Published On: Fri, Oct 12th, 2018

Princess Eugenie’s ‘something borrowed’: a long-hidden tiara

What else is hidden in Queen Elizabeth II’s jewellery vault?

That’s the question after a long-hidden tiara made a surprise appearance on the head of her granddaughter, Princess Eugenie at her wedding to James Brooksbank. The diamond, emerald and platinum tiara hadn’t been seen in public for nearly a century, and had, as far as royal watchers know, never been photographed on a royal head. Until now.

It’s part of the Greville treasure trove, a legendary collection of jewellery. On March 27, 1942, in the depths of the Second World War, Margaret Greville made her last will. The fabulously wealthy society hostess had inherited a fortune from her father, a brewer. Now, as a childless widow nearing the end of her life, she was ready to give away her possessions. She donated her home, Polesden Lacey, to the National Trust. Her chauffeur, Sidney Smith, got “all my motor cars with accessories” and “an annuity of two hundred pounds per annum.” The 12-year-old Princess Margaret got 20,000 pounds. And for Her Majesty Queen Elizabeth (later the Queen Mother) she bequeathed “with my loving thoughts all my jewels and jewellery” except for a few specific legacies. After the Queen Mother’s death in 2002, the Greville treasures were inherited by her daughter, the present monarch.

For Eugenie’s wedding day, the Queen loaned her granddaughter the Greville emerald kokoshnik tiara. It is made up of brilliant and rose-cut diamonds that are pavé set in platinum. The delicate weave of the tiara highlights six emeralds that are inset to each side, with a massive stone in the centre. It was made by Boucheron in 1919 and was designed in the “kokoshnik” style that was popularized by the headpieces worn in the Russian imperial court. The Queen has her own kokoshnik-style tiara, made of spikes of diamonds.

While the emerald tiara was an unconfirmed royal tiara until Eugenie’s wedding day, parts of the Greville collection have been seen before. They include:

  • A spectacular “honeycomb” diamond tiara by Boucheron often worn by the Queen Mother and now belonging to Camilla, Duchess of Cornwall.
  • The tiara is often worn with her “festoon necklace,” made by Cartier, which can be divided into two separate parts, one incorporating two strands of diamonds, the other three strands. In 2007, Camilla wore the combined five-strand version to a Commonwealth meeting. It is so large, it completely covered her chest.
  • A massive diamond bow brooch by Boucheron that is so large (a staggering 12 cm by 10 cm) it has only been seen a few times.
  • In 1929, Cartier made a pair of chandelier earrings that include every variety of modern diamond cuts (brilliant, pear, half-moon, trapeze, square, baquette, baton and emerald).
  • One of the smallest items is a scroll brooch by Cartier incorporating three pearls that the Queen wears regularly.
  • A garland v-shaped diamond-and-ruby necklace by Boucheron that has been worn frequently by the Queen and which Kate, Duchess of Cambridge, wore to the state banquet for the king and queen of Spain in 2017.
  • A gob-smacking emerald-and-diamond necklace that is rumoured to include stones that belonged to Marie Antoinette.

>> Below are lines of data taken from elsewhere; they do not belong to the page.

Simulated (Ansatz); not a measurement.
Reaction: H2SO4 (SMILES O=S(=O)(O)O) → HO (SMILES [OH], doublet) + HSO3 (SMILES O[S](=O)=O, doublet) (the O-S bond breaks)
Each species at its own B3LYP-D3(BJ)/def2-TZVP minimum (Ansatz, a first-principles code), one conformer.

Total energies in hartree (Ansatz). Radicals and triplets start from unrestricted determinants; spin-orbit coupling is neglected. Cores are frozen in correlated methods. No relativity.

The question remains: what other glorious pieces of jewellery are lurking in the depths of royal vaults? After all, the diamond tiara worn by Meghan Markle for her May marriage to Prince Harry hadn’t been seen since the 1930s. Royal jewellery fans hope the next up is the sapphire bandeau tiara, once owned by Russian Empress Marie Feodorovna and last worn by Princess Margaret in the 1950s.

Or perhaps — dare we dream? — the Strathmore floral tiara given to the Queen Mother’s family on her own wedding day in 1923. Only time will tell.

The jewellery bequest to Queen Elizabeth the Queen Mother is in the “Third Schedule” of Mrs. Greville’s will, made in 1942 (photo courtesy Write Royalty Inc.)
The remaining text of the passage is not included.